"There was a Sikh temple in our village, so she ran inside the temple to take refuge. She paid her respects to the holy book … doused her body in kerosene and set herself on fire."
She wasn't the only one of Sardar's neighbours who died. He recalls what happened to the men of the village when the attackers arrived.
"Out of the 25 men who were there, they murdered 18," says Sardar, now 86.
"I cried a lot. Now I think of it, I feel that something happened to all of us. It's as if humanity had died. Everybody became a devil."
A woman worships at the Monkey Temple in New Delhi, India. In 1947, when independent India and Pakistan were created, Hindu, Sikh and Muslim mobs attacked each on the streets of the capital and other places throughout the Indian subcontinent.

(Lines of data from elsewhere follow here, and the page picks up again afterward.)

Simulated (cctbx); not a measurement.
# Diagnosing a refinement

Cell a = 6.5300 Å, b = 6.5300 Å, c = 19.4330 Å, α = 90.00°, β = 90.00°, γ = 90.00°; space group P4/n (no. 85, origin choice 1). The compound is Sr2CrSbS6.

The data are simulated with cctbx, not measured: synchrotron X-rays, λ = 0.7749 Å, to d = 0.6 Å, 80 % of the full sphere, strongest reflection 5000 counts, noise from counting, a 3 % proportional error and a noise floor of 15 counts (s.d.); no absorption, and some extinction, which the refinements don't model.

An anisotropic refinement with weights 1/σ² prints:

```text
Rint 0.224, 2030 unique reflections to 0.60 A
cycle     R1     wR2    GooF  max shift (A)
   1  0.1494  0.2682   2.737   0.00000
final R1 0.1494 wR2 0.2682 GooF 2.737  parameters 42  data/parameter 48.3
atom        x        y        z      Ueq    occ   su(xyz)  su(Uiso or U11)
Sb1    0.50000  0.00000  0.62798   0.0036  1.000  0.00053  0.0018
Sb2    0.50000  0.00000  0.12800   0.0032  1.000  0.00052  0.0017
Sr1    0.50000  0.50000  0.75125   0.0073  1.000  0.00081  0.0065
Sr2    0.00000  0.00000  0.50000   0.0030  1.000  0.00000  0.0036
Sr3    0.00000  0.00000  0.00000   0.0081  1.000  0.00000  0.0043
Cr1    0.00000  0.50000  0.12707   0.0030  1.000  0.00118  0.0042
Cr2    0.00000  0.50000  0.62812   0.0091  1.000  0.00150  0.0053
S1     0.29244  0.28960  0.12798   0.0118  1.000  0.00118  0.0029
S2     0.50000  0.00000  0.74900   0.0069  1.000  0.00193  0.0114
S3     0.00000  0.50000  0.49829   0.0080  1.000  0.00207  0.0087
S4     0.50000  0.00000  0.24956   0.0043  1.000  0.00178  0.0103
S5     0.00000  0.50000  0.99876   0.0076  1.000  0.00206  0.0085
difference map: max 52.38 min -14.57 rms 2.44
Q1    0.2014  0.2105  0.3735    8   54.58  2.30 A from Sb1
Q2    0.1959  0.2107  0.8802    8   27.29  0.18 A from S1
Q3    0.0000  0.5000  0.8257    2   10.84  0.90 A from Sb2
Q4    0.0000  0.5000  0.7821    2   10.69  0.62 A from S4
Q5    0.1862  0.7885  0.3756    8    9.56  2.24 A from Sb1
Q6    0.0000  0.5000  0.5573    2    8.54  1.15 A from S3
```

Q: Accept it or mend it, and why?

The atrocities have spawned decades of hostility between Pakistan and India, but on both sides of the border, there are efforts to chip away at the hatred that remains.
In the Indian city of Amritsar, a new museum is helping keep alive the memories of that era.
With survivors ageing, curator Mallika Ahluwalia says it was crucial that the Partition Museum be established while there is still a living connection to the personal stories of that era.
"It's about the impact on each person who went through it. And what it would have felt like for them to leave behind their homes, to leave behind their friends, to leave behind the lives they've known and to move to a new land," Ahluwalia says.
"It was less migration of people or partition of assets - it was this collective migration of sorrow."
But Mallika wants the museum to be more than just a place of sad reflection. She wants to commemorate the acts of kindness that crossed religious divides and saw Muslims, Sikhs and Hindus protect each other from violence.
"I think it's really important that we highlight those stories of humanity, that we highlight those stories of friend helping friend, neighbour helping neighbour … stranger helping stranger," she says. "Those narratives shouldn't get lost."
On the other side of the border, the Citizens Archive of Pakistan has recorded the stories of more than 2,200 survivors in the last decade.
Aaliyah Tayyebi, a senior project manager for the non-profit organisation's oral history project, says hearing the perspectives of ordinary citizens who lived through partition is vital.
"I feel if narratives of people who have suffered from both sides, whether that be a Hindu, a Muslim or a Sikh, come to the forefront and people get to hear it, then it will make them realise the horrors of war," she says. "It would make them understand that killing one another does not solve anything."
Aaliyah believes today's generation needs to learn from Pakistan's history.
"We can use it as a tool to make us better people or we can just run from it and never look back and pretend it never happened, but then we will just be foolish," she says.
Creating a better understanding of what went on when the country was created would help foster better relations with India, Aaliyah believes.
"We are neighbours. We need to understand that for the greater good of both countries, it would benefit us to respect one another, tolerate one another, understand from our past and come to a better future."
But some survivors, like Salahuddin Khalid, say there's no way they can forgive the brutality they endured.
"How can I?" he asks. "You can give me tonnes of gold, tonnes of money, can you give me my mother?"
Mallika Ahluwalia is a co-founder of the first museum to commemorate the partition of India and Pakistan in 1947. The museum, in Amritsar, India, recounts not only the tragedy of partition, where more than a million people died, but also the positive stories where Sikhs, Hindus and Muslims helped each other.